Inferring Trips from Coordinate Soup
An app for learning about travel patterns using a smartphone does not to be complicated. Its main purpose will be to act in the background recording GPS coordinates and occasionally uploading to a database. Battery life optimizations will be different across various makes and devices, but especially phone operating system. Apple’s iOS is more efficient with a limited pool of hardware to support, but most phones are Android (2015). The specifics of an app are not important for this post, the only concern are the characteristics of the points themselves. Generally this means priorities are collection frequency—resulting in higher resolution tracks, precision—using GPS over cell-tower triangulation or wifi, and a timestamp.
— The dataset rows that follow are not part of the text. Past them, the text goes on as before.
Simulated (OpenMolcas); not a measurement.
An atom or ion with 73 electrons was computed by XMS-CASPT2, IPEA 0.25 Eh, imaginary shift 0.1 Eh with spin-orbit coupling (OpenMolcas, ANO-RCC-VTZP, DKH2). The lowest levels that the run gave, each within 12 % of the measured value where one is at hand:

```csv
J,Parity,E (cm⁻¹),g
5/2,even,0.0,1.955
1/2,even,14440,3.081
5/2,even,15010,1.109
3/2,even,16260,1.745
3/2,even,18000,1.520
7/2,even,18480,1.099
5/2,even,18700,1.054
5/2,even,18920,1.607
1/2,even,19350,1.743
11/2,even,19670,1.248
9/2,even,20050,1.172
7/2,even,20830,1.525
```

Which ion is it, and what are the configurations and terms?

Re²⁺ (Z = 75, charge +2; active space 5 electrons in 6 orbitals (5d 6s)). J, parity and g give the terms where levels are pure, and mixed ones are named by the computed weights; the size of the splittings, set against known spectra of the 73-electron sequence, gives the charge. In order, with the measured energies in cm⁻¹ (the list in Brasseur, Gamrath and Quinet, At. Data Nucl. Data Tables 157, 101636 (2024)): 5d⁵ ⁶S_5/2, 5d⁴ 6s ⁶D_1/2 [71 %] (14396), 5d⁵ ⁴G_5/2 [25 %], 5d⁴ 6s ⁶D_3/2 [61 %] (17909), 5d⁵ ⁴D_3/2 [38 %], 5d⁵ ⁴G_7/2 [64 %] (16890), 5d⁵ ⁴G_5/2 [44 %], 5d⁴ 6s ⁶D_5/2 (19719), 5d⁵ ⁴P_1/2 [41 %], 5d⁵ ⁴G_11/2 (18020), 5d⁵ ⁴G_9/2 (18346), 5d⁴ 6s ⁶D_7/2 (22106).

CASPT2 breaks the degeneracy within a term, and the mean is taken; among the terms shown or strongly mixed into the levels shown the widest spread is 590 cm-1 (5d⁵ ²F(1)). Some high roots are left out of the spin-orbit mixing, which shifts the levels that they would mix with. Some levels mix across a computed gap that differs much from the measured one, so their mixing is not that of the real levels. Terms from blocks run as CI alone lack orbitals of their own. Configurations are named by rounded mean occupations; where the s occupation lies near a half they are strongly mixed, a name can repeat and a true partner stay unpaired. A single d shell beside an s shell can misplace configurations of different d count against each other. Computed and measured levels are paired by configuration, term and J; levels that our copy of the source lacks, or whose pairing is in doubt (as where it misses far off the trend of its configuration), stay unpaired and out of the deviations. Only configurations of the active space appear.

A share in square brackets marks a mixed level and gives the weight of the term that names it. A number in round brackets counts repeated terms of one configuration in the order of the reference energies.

The first step of the procedure is to determine from the raw GPS points in the database when a trip took place. Classification of a trip is a subjective task to begin with, even in natural conversation. “Was stopping at the corner store for some water on the way to work it’s own trip or just part of the commute? Does it matter if it was a 30 second transaction or we had to wait in line a couple minutes while others were served?” With this in mind, it seems unnatural to try to classify our daily patterns by a set of rules, but this remains a simple and effective way to detect trips.
The Algorithm
Algorithm can be a scary sounding word that gets tossed around without much consideration to who is listening. I like to think of it like a cooking recipe: you have a list of ingredients and an end goal; the algorithm is the list of steps to get there. In this case, the ingredients include a bunch of latitude and longitude coordinates. Degree-based systems are useful for circumnavigating the world by a ship, but less so when trying to measure the distance between two objects in meters. The first step in the trip finding algorithm is to ensure everything is in a consistent UTM format.
Conceptually, the approach to trip detection is rather simple. Take all the GPS coordinates as a single path and cut it up into the smallest possible trip parts, or segments. Then according to patterns observed in real life (we’ll call these our rules), we stitch these segments back together as individual trips. Since our approach is rule-based or deterministic, the philosophy is to work top-down incrementally: take care of the obvious rules first, look at what is left over, and refine the procedure with something a little more specific.
The second step is most dependent on how often our smartphone app collects a measurement, since the segments are first divided by periods of inactivity. The app used in this research assists by attempting to set a geofence which will deactivate the device GPS when a user remains in a single spot for a prolonged period. The algorithm creates its atomic segments when it finds a time gap of six minutes or greater between points.
In the next step, we include some more ingredients for our algorithm. Some of the detected time gaps occur when a user is waiting for a bus or riding the subway, so we need to know where the pickup points and stations are. A subway trip is pretty noticeable as a user seemingly disappears from one part of the city and reappears in another in a relatively short timespan. By testing the start and end point of each trip segment, the algorithm checks whether a metro station is present within a certain distance (300m). If there is one near both points, and the stations aren’t actually the same station, the algorithm tests whether a user disappears for less than 80 minutes (the maximum possible trip length on the Montréal metro plus 10 minutes for waiting on the platform) and travelled an average of ≥10 cm/s during that time. If these conditions are all true, the algorithm stitches the segments together and makes note of it as a metro trip (to be used in summary statistics and mode detection). When two or more segments are found to be connected by metro, these segments are flattened into a single new trip segment.
The next step operates similarly for bus trips, however the user does not disappear from the map completely. Instead, this part of the algorithm tests whether the start and end point of all segments occur within bus stop junctions, joins these segments to the adjacent ones and flattens them to a new segment as before. By doing this, it’s assumed that all bus trips will also have walking segments to and from the station (Stopher?). The time break rule is relaxed to 10 minutes (it’s kept so we don’t start over-classifying bus trips), as we assume this to be a maximum bus waiting period. Of course, this isn’t always the case but is a reasonable assumption under normal conditions.
Sometimes as a user is traveling, GPS points will stop collecting (inexplicably, from the researchers’ point of view). This can happen when a driver goes through a long tunnel, but is also observed during otherwise normal travel periods. The algorithm accounts for this by performing a velocity check between segments. If the distance between them is greater than average walking speed (taken as 5 m/s) for the time gap length, these segments are stitched together.
The last step in the algorithm is to look for missing trips, which occurs when a user disables the app and travels to a new destination before re-enabling it again. With the metro trips filtered out, the remaining trips missing connections will be the missing trips. Keeping track of the missing trips creates a connected path of a user’s stops around the city.